Fear is probably the most common emotion that separated wives experience, at least wives who are still invested in their marriages. It's not hard to understand why. Most of us believe that we are at risk of losing what we care most about - the man we love, potentially the father of our children, and our family unit as we know it. Sure, life can change dramatically when separated, but what happens if we divorce? Many of us worry that we will end up very unhappy and very alone.

Someone might say, "I am trying very hard to keep my cool during my marital separation. I was desperate to avoid it. So I'm on edge right now because I'm living in a reality that I fought so hard against. Still, my husband would not accept anything other than separating. And even worse, the separation isn't going great. I'm afraid that it's completely failing. Instead of it bringing us closer together, I fear that we are drifting even more apart. My husband is not very forthcoming about how he is feeling or what he is doing. I'm very worried that we will divorce. My mother never remarried after a nasty divorce, and she has been angry and bitter for her entire life because of it. She basically hates and distrusts all men, including my husband. And, in her mind, my separation just reinforces her belief that all men are scum. And my mother isn't the only one. I know plenty of co-workers and acquaintances who become bitter and resentful after losing their marriage. I fear this even worse than I fear the end of my marriage. How can I avoid both losing my marriage and that awful fate?"

Never Underestimate The Power Of Awareness: I understand this concern because I most definitely had it myself during my own separation. Thankfully, I did not end up divorced. But I like to think that I would have avoided the bitterness. I eventually became very aware that every time I became angry and frightened during this process, I made things so much worse for myself. In fact, the worst mistakes that I made during my separation (some of which almost cost me my marriage) were all inspired by my fears of loss.
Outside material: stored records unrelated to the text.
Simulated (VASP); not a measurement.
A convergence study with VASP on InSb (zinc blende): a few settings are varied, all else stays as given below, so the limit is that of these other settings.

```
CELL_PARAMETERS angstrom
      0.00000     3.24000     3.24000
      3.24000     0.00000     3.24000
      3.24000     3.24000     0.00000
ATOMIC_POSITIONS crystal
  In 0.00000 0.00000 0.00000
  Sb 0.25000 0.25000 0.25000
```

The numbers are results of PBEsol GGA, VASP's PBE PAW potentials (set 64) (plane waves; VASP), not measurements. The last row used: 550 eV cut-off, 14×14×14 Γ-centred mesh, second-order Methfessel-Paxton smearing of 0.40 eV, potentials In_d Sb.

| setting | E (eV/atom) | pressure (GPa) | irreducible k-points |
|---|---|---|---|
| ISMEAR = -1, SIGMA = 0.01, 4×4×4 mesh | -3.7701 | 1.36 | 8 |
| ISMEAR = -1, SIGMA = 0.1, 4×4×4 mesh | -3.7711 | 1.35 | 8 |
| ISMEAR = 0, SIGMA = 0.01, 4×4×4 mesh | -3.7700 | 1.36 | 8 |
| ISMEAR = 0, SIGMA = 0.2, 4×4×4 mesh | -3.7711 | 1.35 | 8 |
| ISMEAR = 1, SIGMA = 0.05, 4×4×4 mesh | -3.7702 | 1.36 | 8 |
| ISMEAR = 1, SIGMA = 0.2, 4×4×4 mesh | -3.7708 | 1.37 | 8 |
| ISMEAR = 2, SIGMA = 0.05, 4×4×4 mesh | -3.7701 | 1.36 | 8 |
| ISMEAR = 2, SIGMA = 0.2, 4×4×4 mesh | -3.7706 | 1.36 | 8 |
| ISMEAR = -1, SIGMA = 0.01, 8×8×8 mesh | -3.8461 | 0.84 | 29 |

Awareness of fear is so important because knowing when you are most afraid is your tip-off that you need to question your assumptions and watch your behaviors. I would have been better off asking myself why I was always allowing my mind to drift to the worst-case scenario instead of allowing my fear to inspire me to pick fights with my separated husband and make things worse.

Awareness is your secret weapon to guard against this. Use your fear as motivation to carefully plan and question your strategies and behaviors rather than allowing them to drive the ship.

Focus On Improvement and Reconciliation Rather Than On Doomsday Scenarios: When my dad was teaching me to drive, he told me that if I ever got in trouble behind the wheel and had to quickly correct course, I should always begin correcting and then set my sights on where I wanted my car to land. So often, we focus solely on the thing we are trying to avoid, increasing the chances that this is where we will end up. If you want to end up safely on the side of the road, place your focus there, not completely on what you are trying to avoid.

The same is true of your marriage. Don't place your focus on bitterness and resentment. Instead, focus on what you can do right now to increase the chances of improving your situation so that what you dread doesn't come to pass. Focus on what you want, rather than on what you are trying to avoid. In this case, your focus would be on your recovering marriage, not on the bitterness.

Fear Is Natural, But Gradual Is Great: It would be abnormal to be unafraid right now. But be very aware that fear will often bring you closer to what you want to avoid and further away from your goal.

What will bring you closer to your marital goals? Thinking in positive, but gradual terms. Part of the fear comes when you aren't getting relief in a timely manner. In other words, improvement in your marriage and hope for your future is not coming quickly enough. I learned from experience that a delay in progress DOES NOT mean that you will fail or that progress will never come. I DID save my marriage. That story is here.)

Instead, it can mean that you need to embrace a gradual process. What does this look like during a separation? It could mean that yes, things aren't going exactly as you want right now. But that doesn't mean that gradual improvement isn't ahead, especially if you keep a positive attitude and keep your focus on the immediate goal rather than on the dreaded future.

Some days I just had to accept that a text from my husband was the best that I was going to get. On very unfortunate days, I had to just accept not making things worse. On good days, we might have a nice conversation or a positive exchange. My goal became to seize those good opportunities and try to capitalize on them. My husband wasn't always willing. And when I faced setbacks, I just had to re-group and try again later.

But what I could not do was to allow my discouragement to nudge me into negative behaviors that turned the trajectory of the separation downward. (Unfortunately, I sometimes succumbed to my most negative impulses.) I got better at reading my own fear and anger for what it was and pausing before I allowed myself to act. At my best, I could both recognize these negative behaviors and force myself to flip them so I practiced positive behaviors. This allowed me to eventually reconcile with my husband. (You can read the whole story at http://isavedmymarriage.com

The Bottom Line: There is no reason to concede that you will be divorced, bitter, or alone. Your marriage isn't over. You still have time. And even in the worst of cases, you have free will. You can make choices that very much lessen the chances of any of these things happening.